IFM Martin Souza
Location: New York City
Camera of choice: SX-70 sonar, SLR 680
Style:I tend to want to isolate details or singular subjects, so my images usually have a pretty clear central focus. Often I find myself at pains to frame a shot to exclude extraneous elements, like finding an angle from which I see only the architectural detail I want to capture, and not any surrounding buildings. This inclination frequently leads me to use magnifying optics, both to reduce the gap between myself and faraway subjects and to enable very close shots.
My subjects themselves are quite varied. I’ll try to shoot most anything that catches my interest if I like how it frames up and think the picture will come out. Sometimes it's a matter of purely visual attraction; sometimes I’m trying to express something conceptual.
The physicality of Polaroid film is extremely important to me, and I fully embrace its unpredictability and imperfection as critical elements of its value as a medium. I love shooting expired or spoiled film, and much of the time images with photochemical effects, artifacts, or defects end up exciting me most.
Goals with Instant Film: I enjoy sharing knowledge and helping others explore common interests, so my professional Polaroid practice is largely about making the medium accessible and helping people understand and learn to use it. Through my involvement with the Instant Film Society and IFM, I aim to contribute to the organizational work of facilitating connection and activity in the instant film community as a whole.

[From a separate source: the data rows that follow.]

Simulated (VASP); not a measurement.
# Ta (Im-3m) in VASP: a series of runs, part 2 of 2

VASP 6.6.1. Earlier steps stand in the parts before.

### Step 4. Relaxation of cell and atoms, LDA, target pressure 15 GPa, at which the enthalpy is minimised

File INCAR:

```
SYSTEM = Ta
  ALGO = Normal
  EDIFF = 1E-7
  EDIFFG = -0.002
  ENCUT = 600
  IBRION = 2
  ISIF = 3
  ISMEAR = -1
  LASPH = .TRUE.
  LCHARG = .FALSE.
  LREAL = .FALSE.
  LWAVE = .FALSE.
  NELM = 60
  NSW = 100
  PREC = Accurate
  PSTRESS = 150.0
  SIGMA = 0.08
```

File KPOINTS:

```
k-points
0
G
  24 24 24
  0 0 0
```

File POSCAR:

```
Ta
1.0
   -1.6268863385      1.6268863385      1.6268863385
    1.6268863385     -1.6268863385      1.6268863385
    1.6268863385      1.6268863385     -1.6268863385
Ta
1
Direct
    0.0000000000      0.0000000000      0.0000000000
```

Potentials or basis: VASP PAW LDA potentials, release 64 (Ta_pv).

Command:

Goals within the IFM: I’m thrilled to help build IFM into a platform for instant photographers to share their work and discover each other. In the long term, I’d like to see IFM become a self-sustaining publishing business serving a variety of needs in the instant photography field.
How long have you been working with Instant Film? Since 2022 (though when I first took a Polaroid picture I was probably about 4 years old)
All art is always political, and all good and important art is social commentary.